Witnessed tragedy with young eyes

by Hiromi Morita, Staff Writer

Ms. Ogura experienced the atomic bombing at a location 2.4 kilometers north of the hypocenter.

I had just turned eight years old and was a second-grade student at Ushita National School. In the morning on that day, my father said, “I have a hunch something bad is going to happen. I don’t want you to go to school today.” With that, I played by myself on a road north of our house. Suddenly, I was enveloped in a blinding flash and blown over. When I came to, I found that it was completely dark. A thatched roof nearby was in flames.

I returned home and found that the roof tiles and ceilings had been blown away, and that pieces of glass from a broken door were had been impaled in walls and pillars. After a while, a sticky gray rain fell and soaked my clothing.

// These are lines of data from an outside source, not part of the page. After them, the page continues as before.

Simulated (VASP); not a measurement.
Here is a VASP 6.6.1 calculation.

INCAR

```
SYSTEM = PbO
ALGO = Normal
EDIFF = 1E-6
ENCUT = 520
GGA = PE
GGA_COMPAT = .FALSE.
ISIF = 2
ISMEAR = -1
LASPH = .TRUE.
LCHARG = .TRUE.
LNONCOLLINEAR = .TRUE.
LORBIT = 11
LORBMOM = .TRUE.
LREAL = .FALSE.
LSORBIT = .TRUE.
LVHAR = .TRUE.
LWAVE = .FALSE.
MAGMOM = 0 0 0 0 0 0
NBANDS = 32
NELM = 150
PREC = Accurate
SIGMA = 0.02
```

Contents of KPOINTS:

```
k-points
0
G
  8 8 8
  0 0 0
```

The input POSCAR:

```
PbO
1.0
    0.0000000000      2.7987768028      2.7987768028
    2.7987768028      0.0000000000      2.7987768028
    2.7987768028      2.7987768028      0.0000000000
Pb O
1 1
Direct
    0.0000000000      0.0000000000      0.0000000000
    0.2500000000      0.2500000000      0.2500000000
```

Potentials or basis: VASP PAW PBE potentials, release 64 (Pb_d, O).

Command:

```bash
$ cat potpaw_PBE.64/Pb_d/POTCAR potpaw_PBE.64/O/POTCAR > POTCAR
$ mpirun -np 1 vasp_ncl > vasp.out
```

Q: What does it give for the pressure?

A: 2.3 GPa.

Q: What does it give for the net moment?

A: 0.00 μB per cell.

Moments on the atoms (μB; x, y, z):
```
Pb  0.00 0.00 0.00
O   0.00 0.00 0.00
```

My oldest brother returned to our house after suffering burns on his face and hands at a location to which he had been mobilized for work as a student. “The downtown is a sea of fire,” he said, a statement that greatly surprised me. I went out to see what had happened from the vantage point of a hill on which the neighborhood shrine was located.

A line of people with the appearance of ghosts flooded into the shrine. Their hair was burned and faces swollen and smeared with soot. Some were covered in blood, with skin hanging from their bodies. The shrine’s stone stairway was filled with the dead and dying.

Suddenly, someone grasped my ankle. “Water…,” said the person in a faint voice. I rushed home, drew water from a well, and returned to give it to that person, who died at that instant. It was horrifying. I regretted having given water to the victim. I determined not to tell anybody about that situation.

After that, I went back to the shrine again and observed maggots moving in and out of the skin of the wounded. You might wonder why an eight-year-old girl would keep her eyes locked on such a horrific scene. Other people who were injured or engaged in relief work did not have the leeway for such an experience. As a child, I was able to move around freely. I could not look away from the scene in which flies had swarmed on the injuries of the wounded and laid their eggs, which turned into maggots.

As a caretaker of the local community, my father seemed to be in charge of the daily work of disposing of corpses. I was an inquisitive little girl, so I pressed him to explain how the bodies were cremated, but he never told me. My half-destroyed house became filled with wounded relatives and acquaintances. Under the high temperatures of midsummer, nausea-inducing odors permeated the house.

Looking down on Hiroshima’s downtown area from the hill, I noticed the faraway sea close to me. I saw smoke from corpses being cremated arise from numerous places, with the smell sometimes reaching me. What I experienced at that time became emotional trauma that I was unable to share with anybody for a long time.